Another development since 2000 is the rapid improvement in laser beam quality with fiber and disk lasers.  The higher beam quality and higher peak powers have allowed for use of smaller spot size at higher power densities to the point where aluminum can be easily fusion welded with laser beams that produce deep and narrow welds, mimicking profiles produced with electron beam welding.  Higher peak power also allows for rapid linear speed during welding resulting in very narrow heat affected zones which limits the loss of strength due to welding that is encountered with arc welding processes.   Rapid heating and cooling during laser welding also avoids excessive heat dissipation from the weld and the corresponding collateral damage to sensitive components in the vicinity.


In situations where welding is not the preferred mode of joining, Aluminum is also well suited for adhesive bonding.   Adhesive bonding has many benefits including uniform distribution of loads over larger areas, good fatigue life, capability to provide vibration damping, formation of sealed joints along with bonding, and avoids degradation of aluminum strength due to welding.   With proper preparation of component surfaces with pre-treatments, adhesive bonds are quite strong and have a long life suitable for structural applications.

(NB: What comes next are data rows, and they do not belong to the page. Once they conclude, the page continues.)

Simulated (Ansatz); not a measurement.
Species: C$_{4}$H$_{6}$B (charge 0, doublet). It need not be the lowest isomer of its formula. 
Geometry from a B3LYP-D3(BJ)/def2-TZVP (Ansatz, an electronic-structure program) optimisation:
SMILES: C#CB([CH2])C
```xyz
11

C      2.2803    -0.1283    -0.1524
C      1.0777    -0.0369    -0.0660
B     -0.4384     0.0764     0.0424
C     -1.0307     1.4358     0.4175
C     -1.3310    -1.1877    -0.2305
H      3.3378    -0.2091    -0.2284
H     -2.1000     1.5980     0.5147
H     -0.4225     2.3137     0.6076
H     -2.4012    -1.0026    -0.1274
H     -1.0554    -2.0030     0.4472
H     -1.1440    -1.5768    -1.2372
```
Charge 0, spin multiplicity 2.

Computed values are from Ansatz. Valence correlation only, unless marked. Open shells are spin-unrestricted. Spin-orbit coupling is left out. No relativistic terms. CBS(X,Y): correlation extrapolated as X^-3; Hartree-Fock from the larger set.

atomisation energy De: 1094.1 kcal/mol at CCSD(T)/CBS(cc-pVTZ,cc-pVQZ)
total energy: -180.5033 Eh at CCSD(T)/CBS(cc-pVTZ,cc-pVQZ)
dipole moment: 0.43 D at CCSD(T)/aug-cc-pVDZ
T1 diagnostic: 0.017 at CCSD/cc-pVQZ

Similar to steels, Aluminum also offers a wide variety of alloy options based on families as listed in the table below along with common applications.


Use of aluminum, already dominant in aircraft construction and with a substantial share in rail and marine transportation, is exhibiting rapid growth in the automotive industry as EVs and hybrids are becoming widely popular all over the world.  By some industry estimates, use of Aluminum will be ten times present usage levels in the next two decades; new options for welding and bonding aluminum will play a significant role in this growth.  A design engineer would do well to give aluminum serious consideration as a worthy alternative where steel would have been the material of choice till now.